Q: What are the most common challenges of a VP of marketing transitioning into a Chief Revenue officer CRO role?

I’ve almost never seen this work. But I see more and more VPMs wanting to be CROs in the past few years. Be wary.

Way, way too many senior marketers think CRO is “the next step” for them. It can seem like it and feel like.

But here’s what happens:

  • They don’t know how to recruit an A+ sales team. Maybe they recruited a few BDRs to work with them in marketing, but that’s not the same. Recruiting 4, 5, 20, 50 great AEs is not the same at all.
  • The best AEs don’t want to work for them. They want to work with a more seasoned CRO/VPS that has done it for 10 years.
  • They don’t know how to close. Most VPs of Marketing are good “openers”, but they don’t know how to close. This is hard. Asking for money is hard. Creating urgency is hard (since there often really isn’t any). They just don’t know how to run The Closers’ Handbook. Because they’ve never run it. So close rates go down, not up. As do deal sizes.
  • Even if they’ve owned a revenue commit — they’ve never owned a true sales number. That alone should discourage any CEO from hiring a VPM as CRO.  More and more marketers today, especially at companies with larger deal sizes, will own a revenue commit instead of an MQL or SQO or other earlier stage commitment along the funnel.  That can be great.  But it’s not the same as closing those deals yourself.
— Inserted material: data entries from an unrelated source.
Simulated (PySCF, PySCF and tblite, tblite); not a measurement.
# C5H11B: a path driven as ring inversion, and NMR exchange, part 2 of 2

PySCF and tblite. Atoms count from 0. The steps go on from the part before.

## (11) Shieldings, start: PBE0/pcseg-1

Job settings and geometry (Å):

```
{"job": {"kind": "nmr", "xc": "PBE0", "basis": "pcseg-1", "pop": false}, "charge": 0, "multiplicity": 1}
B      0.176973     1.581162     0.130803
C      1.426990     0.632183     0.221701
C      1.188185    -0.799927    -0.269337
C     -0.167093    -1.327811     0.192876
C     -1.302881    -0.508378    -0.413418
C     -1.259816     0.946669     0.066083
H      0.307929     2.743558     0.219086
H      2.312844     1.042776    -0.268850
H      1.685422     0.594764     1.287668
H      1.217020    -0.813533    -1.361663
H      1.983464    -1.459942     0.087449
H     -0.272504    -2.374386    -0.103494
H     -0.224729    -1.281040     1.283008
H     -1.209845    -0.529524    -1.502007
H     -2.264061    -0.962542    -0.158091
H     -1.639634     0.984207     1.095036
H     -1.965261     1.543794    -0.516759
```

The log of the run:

They fail. I only know 1 that didn’t.

CRO is not a career path or promotion from VPM. CMO is. But almost always, CRO is a bridge and a leap too far.

The simple fact is, best case, it takes 5-6 years to learn everything you really need to know to be a VP of Sales.  No matter how talented you are at marketing, you’re lacking all or most of those 5-6 years.  And if you’ve never been a VP of Sales, well — there’s just no way you can be a CRO.  More on why you can’t skip that experience here:

5-6 Years Is About As Fast As You Can Mint a True VP of Sales

The only real exceptions I’ve seen is with businesses that are close to self-service. Because there, growth marketers really are closers — in part. Not entirely. But in part. And even there, most struggle to recruit seasoned sales execs under them.  Great AEs want to work for at least somewhat proven, great VP of Sales.  Period.